2. Jim Jones, Sierra Vista
Helped organize a grass roots, volunteer recycling of plastic bags. WalMart buys the bags and this is good money for schools.

3. Huachuca City is not part of the County waste disposal system; they have their own landfill and get trash from Fort Huachuca. They did some recycling earlier but the facility is now closed.

4. Resources: National Association of Counties http://www.naco.org/ . This site has some information on recycling.

5. Would be nice to have better directions to all the County transfer stations, along with hours etc.

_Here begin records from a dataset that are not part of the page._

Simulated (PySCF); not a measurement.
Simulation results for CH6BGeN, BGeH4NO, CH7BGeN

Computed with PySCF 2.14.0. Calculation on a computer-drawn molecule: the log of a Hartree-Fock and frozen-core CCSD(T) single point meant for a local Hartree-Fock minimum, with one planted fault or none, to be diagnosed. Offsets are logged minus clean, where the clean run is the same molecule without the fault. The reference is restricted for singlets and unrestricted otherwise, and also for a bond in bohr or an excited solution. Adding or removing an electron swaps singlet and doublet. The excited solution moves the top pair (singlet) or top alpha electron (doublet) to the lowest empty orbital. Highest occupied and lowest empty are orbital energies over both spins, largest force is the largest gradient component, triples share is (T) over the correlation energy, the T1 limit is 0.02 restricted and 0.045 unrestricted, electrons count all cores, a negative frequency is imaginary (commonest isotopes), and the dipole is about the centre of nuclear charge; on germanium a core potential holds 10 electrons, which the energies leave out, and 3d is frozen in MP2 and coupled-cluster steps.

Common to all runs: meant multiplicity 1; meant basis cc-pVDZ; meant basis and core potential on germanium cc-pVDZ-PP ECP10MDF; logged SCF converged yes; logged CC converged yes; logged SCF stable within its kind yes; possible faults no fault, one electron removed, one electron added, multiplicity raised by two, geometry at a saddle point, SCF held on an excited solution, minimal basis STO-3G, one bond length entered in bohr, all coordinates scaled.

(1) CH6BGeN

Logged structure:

6. Sooner or later we'll need to provide (County Web site, SV Herald, etc.) some directions and tips on recycling. A questionnaire/online form for gathering data on what people are doing to recycle, where they take things, etc. could be very helpul. And we do need to know the endpoints of electronic recycling.

Sunday, February 24, 2008

Recycling in Cochise County

I was recently appointed to the Cochise County Solid Waste Recycling Committee, with a term ending in June 30, 2009. The committee consists of nine members, three from each district. Our basic mandate is to advise the Board of Supervisors on recycling within the County, but we may end up looking into the 3 R's - reduce, reuse, and recycle. We had our first meeting last Tuesday (Feb. 19) at the Board of Supervisors Conference Room in Bisbee and the second meeting will be on Thursday March 6 at 5:30.
Developing a comprehensive county-wide recycling plan will not be simple. Cochise County is a large county (6,219 sq ml - or almost 80 mls x 80 mls) with a relatively low population (Currently 139,000; was 118,000 in 2000) and seven incorporated cities. Last year over 90,000 tons of solid waste were hauled to the Whetsone landfill, with the haulers covering over 400,000 miles. Some of the cities do some recycling, and Sierra Vista recently introduced a limited curbside recycling program. The County operates five urban transfer stations and 11 rural transfer stations (but this tally includes both Portal and Paradise as transfer stations!). The urban transfer stations collect trash and separate appliances, tires, used motor oil, batteries, and hazardous waster. Inmate labor at the Douglas, Bisbee, and Sierra Vista stations keep costs down. Any recycling plan will need to be incorporated across the County and within all the incorporated cities.
Cochise County has also hired consultants (R. W. Beck) to assess the overall solid waste program and make recommendations; their final report is expected in May.
Once we're up to speed, we'll be meeting more or less monthly. All the meetings are open to the public, and any and all are welcome to attend. I'll be posting findings, meeting times and places, and exciting developments here on a relatively regular basis. In the meantime, I'll be looking more closely at recycling options and waste handling and pickup across the County, as well as checking out adopted plans and programs elsewhere. Please contact me (e-mail works best!) with relevant input, comments, and suggestions. We can't work in isolation from County citizens and we'll be able to do a much better job with your open feedback. Thanks in advance!
As the Committee will be making recommendations to the Board of Supervisors, which could in turn be the basis for legal actions, all our meetings and deliberations are subject to the Open Meeting Law. All discussions and votes must be done at public meetings, and the public must receive notice of these meetings at least 24 hours in advance along with an agenda. Meetings can only consider matters listed on the agenda. This means that we can't really answer questions from the public at the meeting (as the questions weren't on the agenda); best done by adding it to the agenda of the next meeting. Furthermore, discussions between committee members outside of meetings are taboo. Technically, it's OK for two people to discuss matters when the quorum is five, but we were advised that this can very quickly become a slippery slope. However, communication between committee members and citizens is encouraged. And a committee member can't promise immediate action or results, however worthy as a suggestion may be; the suggestion has to be incorporated into an agenda and openly discussed at a meeting.

Friday, December 28, 2007

Has Construction Really Started?

I noticed recently that the Bowie Power Station Web site has not been updated for four months and that there has been no activity at the site. I spoke to Trevor Baggiore from the Air Quality Permitting Section of ADEQ and learned that there will not be a new round of licensing as SWPG will be using the same gas turbine as specified in the original proposal. The license would have expired on September 13, 2007 - 18 months from the date it was issued - if construction had not commenced. Construction is considered to have started if site work has begun or if a contract has been signed for construction. On Sept. 10, SWPG signed a contract with MMR Group for construction of the plant. As SWPG is wholly owned by MMR Group, this contract could be either a legitimate legal contract or a disingenuous way to get around a deadline. We'll see.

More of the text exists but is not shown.